Veronica Hernandez ’13
Last week, Smith College professor Kate Queeney published an article in The Chronicle of Higher Education discussing working and poverty class students at Smith. I knew from the title, “Making Good on Our Commitment to Needy Students,” that I wasn’t going to like what she had to say. The word “needy” alone implies many things, conjuring up images of tragically poor, desperate students grabbing and clinging and in need of care. Listen, the only thing I “need” is for you to stop. The article is nothing more than a stunning example of someone talking about working and poverty class students and our experiences, rather than talking to us.
In the article, Queeney mainly details her journey of enlightenment, from the time she breezily told a student that “everyone is poor in graduate school,” to her painfully blind understanding of Smith College’s financial services. Throughout the article, she simplifies these processes, downplaying the difficulties of being a lower-income and first-generation student here at Smith.
The only time I have ever been contacted about being a first-generation college student is now, in my senior year, when I have been invited to the “First Scholars Dinner,” a formal event – don’t even get me started on the expectations of dress or the way formal events make me cringe in discomfort. There exists little support on campus – both among the community and in the administration – for working and poverty class students, though Queeney argues that such support is “woven into every aspect of our community.” Says who? This professor who apparently didn’t realize poor people existed here until she met one? Forgive me for not really trusting that characterization of Smith.

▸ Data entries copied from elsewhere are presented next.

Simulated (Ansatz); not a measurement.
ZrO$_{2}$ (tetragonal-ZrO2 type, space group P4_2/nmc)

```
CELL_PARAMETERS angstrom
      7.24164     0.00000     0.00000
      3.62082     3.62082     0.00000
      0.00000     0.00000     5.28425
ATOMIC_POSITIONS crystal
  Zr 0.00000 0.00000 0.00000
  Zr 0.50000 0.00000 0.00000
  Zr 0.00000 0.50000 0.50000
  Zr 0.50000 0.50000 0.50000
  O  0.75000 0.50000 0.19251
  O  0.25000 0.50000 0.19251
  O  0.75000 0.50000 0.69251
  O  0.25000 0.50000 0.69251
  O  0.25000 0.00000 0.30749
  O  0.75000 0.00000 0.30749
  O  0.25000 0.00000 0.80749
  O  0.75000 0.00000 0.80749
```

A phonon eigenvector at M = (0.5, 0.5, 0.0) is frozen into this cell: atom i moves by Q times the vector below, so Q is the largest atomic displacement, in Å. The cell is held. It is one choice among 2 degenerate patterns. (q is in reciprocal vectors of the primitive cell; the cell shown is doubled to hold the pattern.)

Queeney goes on to detail some of this support from the administrative side. She mentions some great things: the interview suit lending at the Lazarus Center – which you still have to pay to get dry cleaned, by the way – and the creation of a program for supporting lower income and first-generation students in STEM fields. And these are wonderful things, really!
However, as I read the article, I felt a growing sense of anger and confusion. Smith offers waivers for the CSS Financial Aid profile? I wish I’d known that – and I wish that information was listed somewhere on their website. The enrollment deposit is waived for Pell Grant recipients? I wonder why that didn’t happen for me. And I certainly didn’t know study abroad was accessible to all students. Financial aid might cover travel, but it certainly doesn’t cover the extra costs of living abroad. Even doing a stateside program, such as the Smithsonian D.C. program, can be a considerable and insurmountable burden to students who rely on financial aid to cover costs such as housing and food.
More importantly, Queeney paints a picture of a Financial Services office that reaches out, supporting students who are “avoiding” important steps in the financial aid process. Not only does this wording place blame on students for being confused and overwhelmed by the financial process, it’s also not very indicative of what I and other low income students have experienced here. Not once have I been offered individual counseling for my financial aid. Queeney says the office keeps in contact with agencies designed to help first-generation college students. Where is the support for students these agencies should provide?
The exclusion of the voices of students is incredibly damaging here. The article doesn’t feature a single student insight, quotation or opinion. So often on this campus I have felt isolated and alone because of my financial background. Hearing the voices of other students like me is always an incredible and reassuring experience. To read yet another article that leaves our voices out is one in a series of small slights that we experience on this campus every day. So often we are talked about without anyone realizing we can contribute to the discussion.
Queeney had wonderful intentions, and it’s nice to see professors making an effort. I acknowledge that Smith is doing much better than many other private, wealthy liberal arts colleges. This article, however, seems to be only yet another vague understanding of this campus and class issues. I can’t help but wonder how many lower income students here have experienced the campus she describes.
Still, I guess, it’s nice to be mentioned at all.